Substitute into the Kb expression:

Kb = ([C₆H₅NH₃⁺][OH^–]) / ([C₆H₅NH₂])

which becomes:

4.3 × 10^-10 = x² / (0.20 – x)

Since Kb is very small, x will be tiny compared with 0.20, so the common weak-base approximation is valid:

0.20 – x ≈ 0.20

This simplifies the expression to:

x² = (4.3 × 10^-10)(0.20) = 8.6 × 10^-11

Taking the square root:

x = [OH^–] ≈ 9.27 × 10^-6 M

Then calculate pOH:

pOH = -log(9.27 × 10^-6) ≈ 5.03

Finally:

pH = 14.00 – 5.03 = 8.97

Final answer for a 0.20 M aniline solution at 25°C using Kb = 4.3 × 10^-10: pH ≈ 8.97.
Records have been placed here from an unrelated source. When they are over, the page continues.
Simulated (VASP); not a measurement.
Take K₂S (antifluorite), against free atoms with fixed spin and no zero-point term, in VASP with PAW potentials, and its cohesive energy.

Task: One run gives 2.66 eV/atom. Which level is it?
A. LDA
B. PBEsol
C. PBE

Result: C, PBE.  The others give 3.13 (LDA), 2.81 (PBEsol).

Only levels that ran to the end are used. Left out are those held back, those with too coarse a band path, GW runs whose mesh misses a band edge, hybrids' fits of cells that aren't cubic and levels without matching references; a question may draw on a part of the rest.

Why Aniline Is Such a Weak Base

Students often wonder why aniline is much less basic than ammonia or simple alkylamines. The reason lies in resonance and electron delocalization. The nitrogen lone pair in aniline is partially delocalized into the benzene ring. When that lone pair participates in resonance, it becomes less available to accept a proton from water. Lower proton affinity means lower Kb and therefore a lower pH than one might expect for a 0.20 M nitrogen-containing base.

Compare that with ammonia, whose lone pair remains more localized and more available for protonation. Ammonia therefore exhibits a significantly larger Kb and yields much greater hydroxide concentration at the same formal concentration.

Exact Method Versus Approximation

For this specific problem, the square-root approximation works very well, but an exact quadratic solution can also be used. The full equation is:

x² + Kb x – Kb C = 0

Substituting values:

x² + (4.3 × 10^-10)x – (8.6 × 10^-11) = 0

The positive root gives essentially the same hydroxide concentration, confirming that the approximation is excellent. In practice, a useful validation rule is the 5% rule. If x/C is less than 5%, the approximation is acceptable. Here, x/C is roughly:

(9.27 × 10^-6) / 0.20 × 100 ≈ 0.0046%

That is far below 5%, so the approximation is completely justified.

Comparison Table: Weak Base Strengths at 25°C

The following table helps place aniline in context. The values below are representative textbook-scale values commonly used in general chemistry and show why aniline behaves as a much weaker base than ammonia or methylamine.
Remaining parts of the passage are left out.